National mission on biodiesel: a study of science, development and policy processes in India
Abstract
Biofuel has caught the imagination of countries worldwide as a tool for providing
energy security, advancing rural development, promoting environmental sustainability,
mitigating climate change, and enhancing international trade. Developing countries in
particular are said to have much to gain from biofuel. Testimony to the belief in its
ability to deliver a multitude of societal benefits, a number of developing countries have
initiated large-scale biofuel projects. Among them is the Indian National Mission on
Biodiesel.
However, the global tide of enthusiasm behind biofuel is turning. Biofuel has been
named as a culprit in recent and rapid increases in the price of staple foods. Its
environmental credentials have also come under scrutiny, and there are claims that
biofuel will exacerbate, as opposed to mitigate, climate change. The impacts of
international trade in biofuel are also said to be ambiguous. Existing trade regimes are
unable to provide clear guidelines as to how biofuel trade should be governed. There
are suggestions that under current circumstances, biofuel-exporting developing
countries – and small-scale producers in particular – are likely to be disadvantaged
This MPhil thesis is a study of science, policy and development processes around the
National Mission on Biodiesel in India. Empirically, it adds a qualitative account to an
emerging, and largely quantitative, knowledge base on biofuel. Theoretically, it
contributes to the growing convergence of social science disciplines. Science and Technology Studies (STS), itself an interdisciplinary field of scholarship, provides the
starting point for the research. It also draws upon concepts from other subjects –
notably those from Development Studies that explore environmental and natural
resource issues – to augment the analysis. In the process, the thesis provides inputs for
the further evolution of theoretical concepts that span multiple academic traditions.

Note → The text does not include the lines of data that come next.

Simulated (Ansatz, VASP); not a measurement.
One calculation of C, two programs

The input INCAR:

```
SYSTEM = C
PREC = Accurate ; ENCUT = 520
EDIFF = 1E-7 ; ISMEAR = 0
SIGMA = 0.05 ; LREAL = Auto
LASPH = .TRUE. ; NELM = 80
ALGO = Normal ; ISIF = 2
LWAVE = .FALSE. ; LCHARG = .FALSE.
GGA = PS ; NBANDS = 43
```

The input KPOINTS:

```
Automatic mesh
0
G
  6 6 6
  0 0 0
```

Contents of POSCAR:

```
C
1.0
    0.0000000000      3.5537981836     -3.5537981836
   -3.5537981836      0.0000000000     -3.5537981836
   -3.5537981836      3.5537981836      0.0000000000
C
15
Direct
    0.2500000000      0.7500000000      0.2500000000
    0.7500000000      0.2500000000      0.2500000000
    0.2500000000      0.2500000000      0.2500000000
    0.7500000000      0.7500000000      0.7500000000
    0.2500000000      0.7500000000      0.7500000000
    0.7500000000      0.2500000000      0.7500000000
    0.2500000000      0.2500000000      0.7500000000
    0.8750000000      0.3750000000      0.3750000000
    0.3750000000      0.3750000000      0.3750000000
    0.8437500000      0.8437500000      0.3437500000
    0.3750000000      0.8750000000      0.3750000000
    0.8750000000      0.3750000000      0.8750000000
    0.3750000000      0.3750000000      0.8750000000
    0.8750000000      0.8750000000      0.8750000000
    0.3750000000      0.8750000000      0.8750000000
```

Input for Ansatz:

The aims of the thesis are threefold. Firstly, it seeks to understand and critically
comment upon the vision of technology and its relationship to society that underpins
biofuel in general, and the National Mission on Biodiesel in particular. Secondly, the
thesis attempts to identify the narratives that are dominant in the National Mission on
Biodiesel, and to explore the processes through which they have become stabilised
given the contention around biofuel. The National Mission on Biodiesel intends to rely
on a complex network of local governance institutions that exists in the Indian
countryside to deliver its rural development benefits. The final aim of the thesis is to
cast the ambitions of the National Mission on Biodiesel against past experiences of
implementing development projects through these institutions. This is in efforts to
make tentative statements about the likelihood of the Mission achieving its goals.
The research reveals a seemingly unquestioning conviction in the ability of biofuel to
transform societies towards pre-defined ends – even in the face of claims to the
contrary. Although such ‘technological determinism’ has been largely discredited by
Science and Technology Studies, the paradigm shows remarkable staying power. With
its tradition of ‘development through modernisation’, the Indian policy context has
been particularly conducive to expert-led, technocratic interventions. One of the
rationales for establishing local governance institutions was to erode this elitedominance
of development initiatives. Despite their intentions, however, such institutions have proved less than effective in enrolling a wider range of stakeholders –
particularly marginalised communities – into development processes. Set against this
backdrop, the ‘pro-poor’ outcomes of the National Mission on Biodiesel appear elusive.